Prague, July 27 (CTK) – Researchers from the Platform of European Memory and Conscience have found the graves of six out of the 13 Polish victims of the Iron Curtain who were killed by electric wiring on the border of communist Czechoslovakia, the Platform wrote in a press release today.
Mainly Lubomir Strougal, former Czechoslovak communist interior minister and prime minister, is to blame for the Polish victims’ death, the Platform said.
The Polish National Memory Institute recently said it wants to exhume its citizens’ remains.
The Platform previously said Strougal is responsible for the death of at least 60 people who died while trying to cross the Iron Curtain westwards. A 4000 to 6000 volt wiring was installed along the border when Strougal was minister.
A team from the Platform has identified all 13 Polish victims, and in search of their graves, it has uncovered six of them so far.
According to the communist directives, the remains of those killed along the Iron Curtain were buried in unmarked graves that were levelled with the ground. Their family members or friends were not informed about the burial.
The Platform has handed the results of the research to Polish state attorneys who have been dealing with the deaths of the Poles.
The Czech police, too, checked Strougal’s role in the killing of people by electric voltage, but they shelved the case as statute-barred.
Strougal, now 92, together with former Czechoslovak Communist party leader Milos Jakes, 94, also face criminal charges in Germany, due to the death of five Germans along the Iron Curtain.
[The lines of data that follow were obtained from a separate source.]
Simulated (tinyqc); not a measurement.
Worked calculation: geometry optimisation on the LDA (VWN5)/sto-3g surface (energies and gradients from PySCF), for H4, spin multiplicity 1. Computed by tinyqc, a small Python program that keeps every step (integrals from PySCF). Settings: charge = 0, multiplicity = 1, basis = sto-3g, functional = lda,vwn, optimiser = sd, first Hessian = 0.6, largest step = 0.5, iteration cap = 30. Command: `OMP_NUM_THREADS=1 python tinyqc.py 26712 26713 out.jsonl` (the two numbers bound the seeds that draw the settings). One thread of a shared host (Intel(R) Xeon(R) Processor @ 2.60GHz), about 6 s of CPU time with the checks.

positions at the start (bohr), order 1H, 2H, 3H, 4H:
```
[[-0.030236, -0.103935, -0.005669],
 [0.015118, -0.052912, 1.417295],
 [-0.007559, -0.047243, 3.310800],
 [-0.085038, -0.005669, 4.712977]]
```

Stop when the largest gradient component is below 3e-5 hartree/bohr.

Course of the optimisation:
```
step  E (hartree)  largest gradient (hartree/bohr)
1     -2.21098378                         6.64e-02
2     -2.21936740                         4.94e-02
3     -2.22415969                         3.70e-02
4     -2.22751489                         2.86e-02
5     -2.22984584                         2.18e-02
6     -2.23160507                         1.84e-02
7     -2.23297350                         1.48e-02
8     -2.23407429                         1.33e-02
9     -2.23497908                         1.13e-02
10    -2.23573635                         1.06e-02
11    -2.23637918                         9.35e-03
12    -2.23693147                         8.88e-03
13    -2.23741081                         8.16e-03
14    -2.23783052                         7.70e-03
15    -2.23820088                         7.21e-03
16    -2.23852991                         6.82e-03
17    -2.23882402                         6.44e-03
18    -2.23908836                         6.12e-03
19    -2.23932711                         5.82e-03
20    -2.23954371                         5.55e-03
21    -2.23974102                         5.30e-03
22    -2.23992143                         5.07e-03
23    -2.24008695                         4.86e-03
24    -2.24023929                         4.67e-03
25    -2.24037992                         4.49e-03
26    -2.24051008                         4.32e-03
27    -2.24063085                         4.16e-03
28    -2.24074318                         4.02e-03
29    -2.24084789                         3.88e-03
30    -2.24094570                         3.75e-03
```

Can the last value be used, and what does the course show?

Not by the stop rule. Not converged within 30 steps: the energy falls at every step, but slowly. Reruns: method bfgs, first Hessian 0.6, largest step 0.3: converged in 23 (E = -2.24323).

The Communists started to build the Iron Curtain in 1951, the electric voltage being installed one year later and switched off in the mid-1960s.
Information about Czechoslovak as well as foreign victims who died along the Czechoslovak border is available on an interactive map released by the Czech Institute for the Study of Totalitarian Regimes (USTR). According to it, at least 266 people died there from 1948 to 1989. The map puts the number of killed Poles at 22.